The most obvious sign of the disc`s age is the 1.85:1 letterbox transfer. That aside, the image isn`t bad, clear and colourful throughout and with only a hint of softness to proceedings. It`s also apparent from the off that the animation is larger scale than the OVA, with a touch more fluidity and scope. It very much feels like a movie and not just a double length episode.
You get a choice of DD 5.1 and DD 2.0 soundtracks in both English and Japanese. The surrounds are put to limited use, there`s some nice ambience and a bit of separation, but it`s nothing special. The dub isn`t one of my favourites, I don`t like the English voices for Ayeka and Ryoko one bit, so as usual I opt for Japanese with the translated subs. The music for the film is exceptional with some hummable themes to liven things up.
This does mean that I can`t zoom the image in, as the translated subtitles disappear from the bottom of the screen. Watching a small image surrounded by an ocean of black isn`t the most edifying of experiences, but I managed to enjoy the film regardless. To add insult to injury however, the HOH subtitles that mirror the English dub are zoom friendly. They are also noticeably altered from the translated subtitles, enough to make a difference to which version you watch. This is very much a disc designed for watching on a 4:3 set.
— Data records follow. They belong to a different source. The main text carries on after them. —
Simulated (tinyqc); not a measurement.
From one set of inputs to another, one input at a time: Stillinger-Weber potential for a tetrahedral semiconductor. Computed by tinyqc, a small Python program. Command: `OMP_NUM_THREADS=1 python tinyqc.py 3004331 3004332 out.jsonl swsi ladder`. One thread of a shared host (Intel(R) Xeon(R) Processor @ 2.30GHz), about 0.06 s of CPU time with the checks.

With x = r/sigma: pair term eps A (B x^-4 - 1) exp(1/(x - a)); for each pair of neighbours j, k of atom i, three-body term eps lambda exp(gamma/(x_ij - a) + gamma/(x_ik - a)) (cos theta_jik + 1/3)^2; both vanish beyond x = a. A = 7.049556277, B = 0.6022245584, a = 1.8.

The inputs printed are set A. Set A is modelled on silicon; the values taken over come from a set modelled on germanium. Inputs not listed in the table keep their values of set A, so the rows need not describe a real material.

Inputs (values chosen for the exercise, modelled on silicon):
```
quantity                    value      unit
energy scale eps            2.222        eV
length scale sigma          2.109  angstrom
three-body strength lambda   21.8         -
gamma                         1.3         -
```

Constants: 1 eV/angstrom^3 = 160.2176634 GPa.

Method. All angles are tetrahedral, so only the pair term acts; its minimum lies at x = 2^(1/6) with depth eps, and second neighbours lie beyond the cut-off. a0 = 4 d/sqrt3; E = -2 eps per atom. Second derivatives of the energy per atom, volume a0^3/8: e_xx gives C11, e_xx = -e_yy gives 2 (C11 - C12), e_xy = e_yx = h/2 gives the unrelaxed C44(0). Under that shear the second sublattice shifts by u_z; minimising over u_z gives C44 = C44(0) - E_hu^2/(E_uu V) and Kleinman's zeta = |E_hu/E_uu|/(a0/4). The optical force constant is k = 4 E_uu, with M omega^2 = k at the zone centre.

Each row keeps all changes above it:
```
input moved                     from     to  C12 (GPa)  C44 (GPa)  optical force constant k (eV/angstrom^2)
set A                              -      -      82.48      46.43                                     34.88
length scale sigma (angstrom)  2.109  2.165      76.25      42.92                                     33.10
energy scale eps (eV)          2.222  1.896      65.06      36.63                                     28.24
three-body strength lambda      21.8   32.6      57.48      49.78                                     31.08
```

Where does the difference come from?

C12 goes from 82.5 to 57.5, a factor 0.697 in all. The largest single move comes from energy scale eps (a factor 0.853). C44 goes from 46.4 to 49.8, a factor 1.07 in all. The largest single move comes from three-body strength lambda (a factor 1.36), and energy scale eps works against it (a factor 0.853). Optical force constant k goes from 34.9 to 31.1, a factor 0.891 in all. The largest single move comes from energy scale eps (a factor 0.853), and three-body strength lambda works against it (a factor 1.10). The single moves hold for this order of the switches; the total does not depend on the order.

The legacy of the Region 1 disc pops up again here, as although not listed on the specifications, there are Japanese subtitles for the film, again not zoom friendly.
The usual jacket picture and animated menus that grace many an MVM disc are here; this time joined the film`s theatrical trailer, promo trailer, the original Japanese ending and trailers for Le Portrait De Petite Cossette and Saiyuki Reload.
The one feature of interest on the Region 1 disc, the Tenchi encyclopaedia, is noticeably absent here.
Your average Hollywood blockbuster nowadays can expect a digital lick of paint every couple of years before being re-released with added bonus features and so on. Not so with minority interest titles like anime, which just don`t have an extensive enough consumer base to support it. Even so, sprucing up the antique Daughter of Darkness disc so that it could conform to our 16:9 society wouldn`t have been amiss. Just tweaking the subtitles so that they were zoom friendly would have made a great deal of difference. As such, the belated release of Tenchi 2 doesn`t feel like a flagship release from MVM, rather a clearing out of the back catalogues with little fanfare, such as the Twin Signal and Gestalt releases last year.
It took me a couple of minutes, but I quickly found myself at ease with the disc although I did find it a tad more satisfying to watch on my 4:3 PC screen, despite the pain in the neck it engendered. The film itself really rewards Tenchi fans best of all, those who have a familiarity with the characters and the back-story, although it stands well on its own. Unlike the average TV to movie adaptation, it doesn`t try and cater to those fans by ensuring that all the characters get sufficient screen time, instead it sets out to tell the story first and foremost. That does mean that characters like Ryo-Ohki, Mihoshi and Kiyone (Mihoshi`s Galaxy Police partner who appeared in the first film and the Mihoshi special) get relatively short shrift. The story concentrates more on Tenchi, Ryoko and Mayuka, while Sasami and Ayeka make significant contribution to the plot.
The story is a familiar one, especially if you have seen the second OVA series, where the nefarious Doctor Clay attempts to infiltrate the Masaki household with a clone of Ryoko. Here it is Yuzuha who wants to wreak vengeance on the Jurai, but her methods of infiltration strike a much more personal and emotional chord with Tenchi and the girls. The film is quite similar to the series though, in that it blends comedy and melodrama well, sustaining a light feel throughout, but giving enough of an emotional kick to connect with the viewer. What makes it work is that Yuzuha is no stock villain, and it`s possible to empathise with the reasons she is doing this. There is a reflective melancholy to the character that makes the ending feel bittersweet indeed, but fortunately the coda sends things off on the right note.
The second Tenchi movie is a gift for fans, more of the same blend of light-heartedness and emotion that made the OVA such a draw, although justifying the movie appellation, the story is larger and more personal than just a couple of episodes tacked together. It`s enjoyable, but this disc has seen better days and it`s not the ideal place for newcomers to start off with.